In addition to an index being clustered or non-clustered, it can be configured in other ways:

  • What is Composite index: An index that contains more than one column. In both SQL Server 2005 and 2008, you can include up to 16 columns in an index, as long as the index doesn’t exceed the 900-byte limit. Both clustered and non-clustered indexes can be composite indexes.
  • Unique Index definitions: Indexes on primary keys are a special type called a unique index, in which each value can appear only once. This is how the database system ensures that primary key values are never duplicated in the tables. If the index is composite, the uniqueness is enforced across the columns as a whole, not on the individual columns. A unique index is automatically created when you define a primary key or unique constraint:
      What is Primary Key: When you define a primary key constraint on one or more columns, SQL Server automatically creates a unique, clustered index if a clustered index does not already exist on the table or view. However, you can override the default behavior and define a unique, non-clustered index on the primary key.

The index on the primary key can be clustered or non-clustered. In SQL Server, it defaults to being a clustered index. The SQL Server syntax for manually creating a clustered index on the primary key fields is shown below:

CREATE CLUSTERED INDEX index_f_name ON table_t_name (column_c_name1, column_c_name2, …);

        Explain the Unique Key: When you define a unique constraint, SQL Server automatically creates a unique, non-clustered index. You can specify that a unique clustered index be created if a clustered index does not already exist on the table. 
     CREATE UNIQUE CLUSTERED INDEX index_name
            ON table_name (column_name1, column_name2, …);
Whate is Covering index: This is a type of index that includes all the columns that are needed to process a particular query. For example, your query might retrieve the FirstName and LastName columns from a table, based on a value in the ContactID column. You can create a covering index that includes all three columns.

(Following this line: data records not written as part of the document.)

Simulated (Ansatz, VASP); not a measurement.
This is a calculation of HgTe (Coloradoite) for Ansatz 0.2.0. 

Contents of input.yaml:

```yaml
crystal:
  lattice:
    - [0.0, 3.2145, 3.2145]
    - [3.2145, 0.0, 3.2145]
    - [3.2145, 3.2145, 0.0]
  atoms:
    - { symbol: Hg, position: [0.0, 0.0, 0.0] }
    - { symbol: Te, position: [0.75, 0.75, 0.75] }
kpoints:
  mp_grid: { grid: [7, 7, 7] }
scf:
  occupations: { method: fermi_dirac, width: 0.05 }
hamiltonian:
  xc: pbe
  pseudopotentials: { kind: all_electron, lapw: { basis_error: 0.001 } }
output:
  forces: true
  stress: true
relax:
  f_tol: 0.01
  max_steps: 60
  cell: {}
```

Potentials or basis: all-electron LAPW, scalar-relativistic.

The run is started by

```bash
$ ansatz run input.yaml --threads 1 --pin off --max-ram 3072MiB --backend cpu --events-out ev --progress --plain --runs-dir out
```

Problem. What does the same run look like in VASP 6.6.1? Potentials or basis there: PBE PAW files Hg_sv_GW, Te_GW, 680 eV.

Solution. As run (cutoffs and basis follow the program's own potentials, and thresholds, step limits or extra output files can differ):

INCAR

Simple Syntax for CREATE INDEX:

CREATE INDEX index_n_name
ON table_t_name;

Following is the example for Single-Column Indexes:

CREATE
INDEX index_n_name
ON table_t_name (column_c_name1);

Example on Composite Indexes:

CREATE INDEX index_i_name;
ON table_t_name (column12, column21…);

Nice Example on Unique Indexes:

CREATE
UNIQUE INDEX index_i_name 
 
ON table_t_name (column_c_name1, column_c_name2...);

What is DROP INDEX Command:

An index can be dropped using SQL DROP command. Care should be taken when dropping an index because performance may be slowed or improved. Some indexes are not so easy to drop, namely any index supporting a unique or primary key constraint.

DROP INDEX index_n_name;

Explain the View Existing Indexes:

EXEC sp_helpindex table_t_name;

How to Rename an Index:

EXEC sp_t_rename 'table_t_name.index_New_name', 'index_New_name';

How and when indexes can be used / avoided? 


Although indexes are intended to enhance a database's performance, there are times when they should be avoided. The following guidelines indicate when the use of an index should be reconsidered:
·                                 Indexes should not be used on small tables or tables that have frequent, large batch update or insert operations.
·                                 Indexes should not be used on columns that contain a high number of NULL values. 
·                                 Columns that are frequently manipulated should not be indexed.
·                                 If you have a lot of indexes, then every time you add, delete, or amend a row in a table (DML operations like INSERT, UPDATE, DELETE), all the indexes must be updated which takes time. So while indexes can speed up retrieval, they may slow some maintenance operations. Indexes also take up room on your storage device.
·                                 Indexes should be used only on columns which are used to search the table frequently.
·                                 Try to insert or modify as many rows as possible in a single statement, rather than using multiple queries.
·                                 Create non-clustered indexes on columns used frequently in your statement’s predicates and join conditions.
·                                 Consider indexing columns used in exact-match queries  .

Normalization


 What is, definition of Normalization, Benefits of normalization, real world scenario or live project work on normalization, purpose of normalization is to minimize redundancy and dependency  .

Define Normalization?

Normalization is the process of designing database tables in a way that makes for efficient use of disk space and that allows the efficient manipulation and updation of data.
The main purpose of normalization is to minimize redundancy and dependency, which involves dividing large tables into smaller tables and defining relationships between them. 
Normalization isolates data, so that additions, deletions, and modifications of a field can be made in just one table and then propagated through the rest of the database via the defined relationships.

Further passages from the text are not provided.